IT automation isn't about doing everything faster -- although that's how it started. Heuristics make automation smarter and responsive to changes in the IT environment.

Reactive, manual tools that rely on scripts and deterministic automation are unfit in the rapidly changing hybrid IT platforms that host modern business operations. Heuristic automation must be on the IT organization's docket. Although intelligent automation is still an emerging concept, now is the time to start.

Knowing the difference between efficiency and effectiveness can make or break how an IT automation project affects an organization.

Consider a process that sys admins carry out 10 times per day. IT automation means the same process could occur 100 times per day. This is an efficiency gain: A lot more work gets done within the same given time.

A problem arises when the original process is faulty. If four of those existing 10 processes result in errors, then moving up to 100 instances of the process per day garners 40 bad results.

To prevent this kind of wasteful automation, the initial focus must be on effectiveness, before efficiency. The existing processes must result in zero or as few errors as possible, before automating the steps for how the processes are completed.

Reducing errors to one in 10 keeps problem cases manually manageable within the greater scheme of things, even as the process scales up.

Intelligent, heuristic automation learns from the conditions in the environment and historical data, thanks to machine learning, deep learning and other technologies generally grouped under AI. AIOps tools make IT automation real-time reactive, or even proactive, rather than deterministic.

Heuristic automation example: Platform security

Heuristics have long been used in security automation; vendors such as F-Secure, Kaspersky, Symantec and Trend Micro all use heuristics in their systems.

IT platforms are constantly under attack from all sorts of possible malicious efforts, ranging from open port sweeping to intrusion attacks and denial-of-service assaults, such as the sophisticated distributed DoS move that took down Dyn in 2016. Historically, IT and security professionals identify that an attack is happening and then simply apply a defined means to deal with the problem.

With heuristic automation in the mix, automation becomes responsive to changes in the IT environment caused by the attack. Instead of applying a simple and often ineffective fix, a heuristic IT management system looks at the IT deployment as an overall entity and applies the right fix for the situation. In this example, heuristic automation could change traffic patterns to offload incoming streams to a separate area of the platform and block certain traffic from access to those streams. It also could reallocate running workloads to a public cloud instead of the private cloud, or vice versa, to prevent service disruption. Provide the heuristics engine with information about possible attacks, and it can harden the platform in real time to prevent them from ever happening.

Heuristic automation for IT operations

While heuristics are proven in security, the technology can improve standard IT automation work as well.

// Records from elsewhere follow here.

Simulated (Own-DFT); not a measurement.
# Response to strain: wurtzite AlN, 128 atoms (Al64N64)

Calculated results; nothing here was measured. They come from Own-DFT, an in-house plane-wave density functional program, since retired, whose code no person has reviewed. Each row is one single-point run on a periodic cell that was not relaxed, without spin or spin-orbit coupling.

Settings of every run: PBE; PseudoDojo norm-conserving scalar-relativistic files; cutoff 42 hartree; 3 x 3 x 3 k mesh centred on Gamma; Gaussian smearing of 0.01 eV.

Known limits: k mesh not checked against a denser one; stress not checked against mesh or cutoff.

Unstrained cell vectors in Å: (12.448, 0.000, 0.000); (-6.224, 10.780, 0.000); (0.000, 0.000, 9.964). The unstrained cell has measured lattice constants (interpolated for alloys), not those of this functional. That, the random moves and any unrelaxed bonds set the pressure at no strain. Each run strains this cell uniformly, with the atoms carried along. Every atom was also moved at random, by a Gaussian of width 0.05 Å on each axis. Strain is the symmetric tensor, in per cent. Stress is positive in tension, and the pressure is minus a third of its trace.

Heuristic automation understands the dependencies across the platform and ensures that no change results in issues that hurt performance on the user side, to a noticeable extent.

Complex IT platforms make updates tricky, but they are critical for a secure, highly available and high-performing setup. It's one thing to check that all the servers can accept a firmware or OS update; ensuring that such changes -- where some servers are updated while others require manual intervention -- do not detrimentally affect the overall IT platform requires far more intelligence.

Heuristic automation understands the dependencies across the platform and ensures that no change results in issues that hurt performance on the user side, to a noticeable extent.

The need for heuristic automation is most evident in the area of orchestration. Orchestration brings a task with many steps to completion and underpins rapid iterations and deployment automation seen in DevOps shops. DevOps implementation can be a double-edged sword: The organization gains faster, incremental functionality introductions and updates, but it also gets exposed to more drastic problems than in slower-moving IT operations, due to ineffective processes. We want continuous delivery, not continuous disaster.

There are a range of DevOps-geared tools that incorporate idempotent orchestration, which means they enforce a defined desired state. Increasingly, these idempotent tools also are heuristic, relying on machine learning and other forms of AI to predict and avoid undesired consequences, as code, updates and patches move from development to test and into production operations. These tools fall under configuration management, such as Ansible, CFEngine, Puppet and Chef; infrastructure as code, such as various tools from HashiCorp; and pipeline tools, such as the offerings from Electric Cloud.

Within the live production environment, look for systems that monitor operations in real time and can make continuous changes to ensure that the platform is optimized.

A human touch

IT organizations must be wary not to put too much faith in unfettered heuristic automation. Checks and balances should ensure that the stated desired outcome is really achieved. With the complexity of existing IT platforms and the immaturity of many heuristic and related AIOps tool sets, mistakes are bound to happen. Run reports regularly, and actually read them. Ensure that manual intervention is still possible and that rollback to the last known-good environment is not only possible, but achievable rapidly.

As AIOps and heuristic automation tools mature and IT environments continue growing complexities and dependencies in every direction, however, don't be too dogmatic. When what happened isn't what was expected, investigate whether the result is actually better than the expected one. It's likely that heuristic engines will offer better setups and solutions to problems than humans, in some scenarios.